In school, our education was very narrow. We learnt the Romans, the Tudors, then the Two World Wars. Based on schooling, I would have been amazed to discover that British history included working people, or women, or even Jews. The stories we are told are of what happens at the top, with much less attention to what is going on at the bottom of society.
In only a couple of weeks, Rabbi Jordan will be in the SWESRS pulpit, and I will withdraw for a bit to work on my dissertation. To graduate from Leo Baeck, I need to put together a thesis based in Jewish literature.
I'm looking at what life was like for ordinary people in Ancient Israel. What did it mean to be a slave, a farm-worker, or a peasant, or a house servant in the biblical world? What was life like for the vast majority of people when the Torah was transmitted?
This week's parashah gives us a slight insight. Here, Joseph transforms Egypt. He turns every Egyptian into a bondsman, nationalises all the land, and builds militarised garrisons for storing food. We learn that, in times of crisis, the ancient world could become incredibly authoritarian and hierarchical.

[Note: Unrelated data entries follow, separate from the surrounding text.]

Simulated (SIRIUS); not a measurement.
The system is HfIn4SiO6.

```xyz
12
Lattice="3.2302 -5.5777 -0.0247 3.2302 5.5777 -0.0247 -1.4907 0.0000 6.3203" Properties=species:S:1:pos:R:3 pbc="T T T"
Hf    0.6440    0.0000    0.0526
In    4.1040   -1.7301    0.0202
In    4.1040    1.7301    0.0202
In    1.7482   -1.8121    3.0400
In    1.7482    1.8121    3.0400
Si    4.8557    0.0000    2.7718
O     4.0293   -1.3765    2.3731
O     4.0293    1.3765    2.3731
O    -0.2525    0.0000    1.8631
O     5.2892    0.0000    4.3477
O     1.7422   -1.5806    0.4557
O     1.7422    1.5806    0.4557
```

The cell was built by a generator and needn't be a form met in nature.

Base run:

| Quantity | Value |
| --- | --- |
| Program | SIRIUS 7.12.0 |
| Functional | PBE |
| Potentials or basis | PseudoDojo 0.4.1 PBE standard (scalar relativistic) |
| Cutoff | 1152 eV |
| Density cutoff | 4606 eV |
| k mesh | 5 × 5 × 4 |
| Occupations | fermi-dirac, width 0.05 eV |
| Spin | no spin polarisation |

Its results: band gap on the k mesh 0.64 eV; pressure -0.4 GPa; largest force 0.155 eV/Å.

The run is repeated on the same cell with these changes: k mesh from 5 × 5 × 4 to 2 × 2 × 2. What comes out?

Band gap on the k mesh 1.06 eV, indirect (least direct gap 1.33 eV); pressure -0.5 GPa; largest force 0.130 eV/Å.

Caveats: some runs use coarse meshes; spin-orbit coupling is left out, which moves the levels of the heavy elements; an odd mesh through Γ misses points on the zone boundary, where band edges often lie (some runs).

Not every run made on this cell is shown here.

Joseph and Pharaoh lived luxurious lives, but most people did not. For most Israelites and Egyptians, life in the famine would have been gruelling work with rationed food and little freedom.
This worried many of our rabbinic commentators. They couldn't understand why a Jewish hero would institute the systems of slavery that would later persecute their own people.
Personally, I find it helpful. The Torah is not a text about how wonderful one nation is, but a complicated exploration of how wealth and power can be unevenly distributed. It is a moral text, asking us whether we can organise society in a different way.
If there is anything in that connected to current affairs, you will have to judge for yourself.